Aluminum and nickel were driven to multiyear highs as the turmoil unleashed by U.S. sanctions against United Co. Rusal reverberated, with industry leader Alcoa Corp. forecasting a deficit of the lightweight metal and warning it’s still assessing what the curbs will mean.

Aluminum rallied as much as 5 percent to $2,664.50 a metric ton on the London Metal Exchange, the highest since 2011, and traded at $2,612 at 7:38 a.m. in London. That’s more than 30 percent above the April 5 close, the day before sanctions were announced. After getting caught up in the chaos on Wednesday, nickel soared again, jumping 9.3 percent to $16,690, the highest since 2014.

“I think the Rusal story still has more to play out,” Alcoa Chief Executive Officer Roy Harvey said in an interview, adding he still hasn’t gauged the effects of how the sanctions will affect the market. As the company reported earnings, it forecast deficits of both aluminum and key ingredient alumina.

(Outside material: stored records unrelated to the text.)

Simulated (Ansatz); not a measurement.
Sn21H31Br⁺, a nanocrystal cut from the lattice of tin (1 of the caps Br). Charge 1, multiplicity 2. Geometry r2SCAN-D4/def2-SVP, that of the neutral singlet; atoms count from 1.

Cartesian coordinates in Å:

Global metals markets have been rocked for the past two weeks by the U.S. clampdown against Russia’s Rusal, which set off a scramble for alternative supplies and stirred concern further U.S. action may embroil other raw materials such as nickel. Rusal officials met Chinese companies and traders this week to discuss the possibility of selling output in the Asian country, while buying alumina, according to people with knowledge of the talks.

“The response to aluminum has been logical as the market slowly understands the extent to which Rusal penetrates into the aluminum industry,” Mark Keenan, head of Asia commodities research at Societe Generale SA, said in an interview on Bloomberg Television. “Perhaps these gains are justified as people are calling for prices above $2,500.”

Shares Jump

On Thursday, shares in Australia’s Alumina Ltd.—which partners with Alcoa—surged as much as 10.5 percent, while nickel producers Western Areas Ltd. and Independence Group NL both advanced more than 10 percent. In Japan, Sumitomo Metal Mining Co. added as much as 9 percent.

The curbs against Rusal seek to cut off its access to Western financial markets, strangling its ability to conduct business with customers, suppliers and shippers. The company accounts for about 17 percent of production outside China. While its shares have been battered, they surged in Hong Kong on Thursday after its officials were said to meet Chinese companies and traders.